Ramblings of an aging IT geek
← Ramblings of an aging IT geek
tooling

fzf quietly rewired how i use the shell

How a fuzzy finder bound to ctrl-r and ctrl-t replaced most of the cd, find and history habits I'd had for years.

A keyboard in front of a terminal

I resisted fzf for ages on the grounds that I already knew how to use history and find, thank you. Then I installed it on a whim, ran the key-binding script, and within a week my muscle memory had quietly rewritten itself behind my back.

The one that did it was ctrl-r. Reverse history search in plain bash is a single-line peephole; you mistype the query and you're stuck pressing ctrl-r repeatedly hoping the right command scrolls past. With fzf bound to it you get a live, fuzzy, scrollable list of everything you've ever typed. I type three letters of a docker command from last month and it's there.

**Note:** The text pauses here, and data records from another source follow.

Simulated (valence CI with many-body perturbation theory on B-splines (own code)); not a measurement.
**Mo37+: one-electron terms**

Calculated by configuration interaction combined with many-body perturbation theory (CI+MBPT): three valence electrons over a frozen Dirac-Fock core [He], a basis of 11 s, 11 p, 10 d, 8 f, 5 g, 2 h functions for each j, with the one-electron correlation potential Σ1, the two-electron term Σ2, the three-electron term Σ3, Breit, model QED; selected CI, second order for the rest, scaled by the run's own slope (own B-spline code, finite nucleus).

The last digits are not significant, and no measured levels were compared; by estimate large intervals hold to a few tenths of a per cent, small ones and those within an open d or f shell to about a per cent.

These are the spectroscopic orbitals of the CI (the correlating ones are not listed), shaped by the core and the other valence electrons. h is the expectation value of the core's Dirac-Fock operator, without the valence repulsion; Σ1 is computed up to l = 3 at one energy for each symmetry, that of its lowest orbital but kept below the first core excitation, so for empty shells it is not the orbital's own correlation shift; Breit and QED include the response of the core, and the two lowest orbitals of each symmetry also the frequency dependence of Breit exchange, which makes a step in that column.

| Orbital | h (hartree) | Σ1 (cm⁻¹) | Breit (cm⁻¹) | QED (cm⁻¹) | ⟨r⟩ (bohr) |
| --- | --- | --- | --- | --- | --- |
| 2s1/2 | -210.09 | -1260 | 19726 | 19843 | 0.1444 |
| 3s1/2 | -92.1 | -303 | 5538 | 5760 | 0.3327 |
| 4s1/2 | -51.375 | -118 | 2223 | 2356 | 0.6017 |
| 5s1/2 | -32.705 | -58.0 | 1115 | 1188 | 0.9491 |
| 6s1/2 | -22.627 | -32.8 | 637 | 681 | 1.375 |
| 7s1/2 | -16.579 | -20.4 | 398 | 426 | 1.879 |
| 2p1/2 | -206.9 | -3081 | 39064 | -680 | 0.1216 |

The other two earn their keep daily. ctrl-t drops a fuzzy file picker into the current command line, so I stopped typing long paths entirely. And cd **<tab> lets me jump anywhere in a deep tree without remembering the exact directory name. It pairs nicely with fd as the underlying source, which is faster and ignores .git by default.

None of this is clever. It's just that the friction of recalling things went away, and friction is the thing that quietly shapes how you work. I didn't decide to change my habits. fzf changed them for me, and I only noticed afterwards.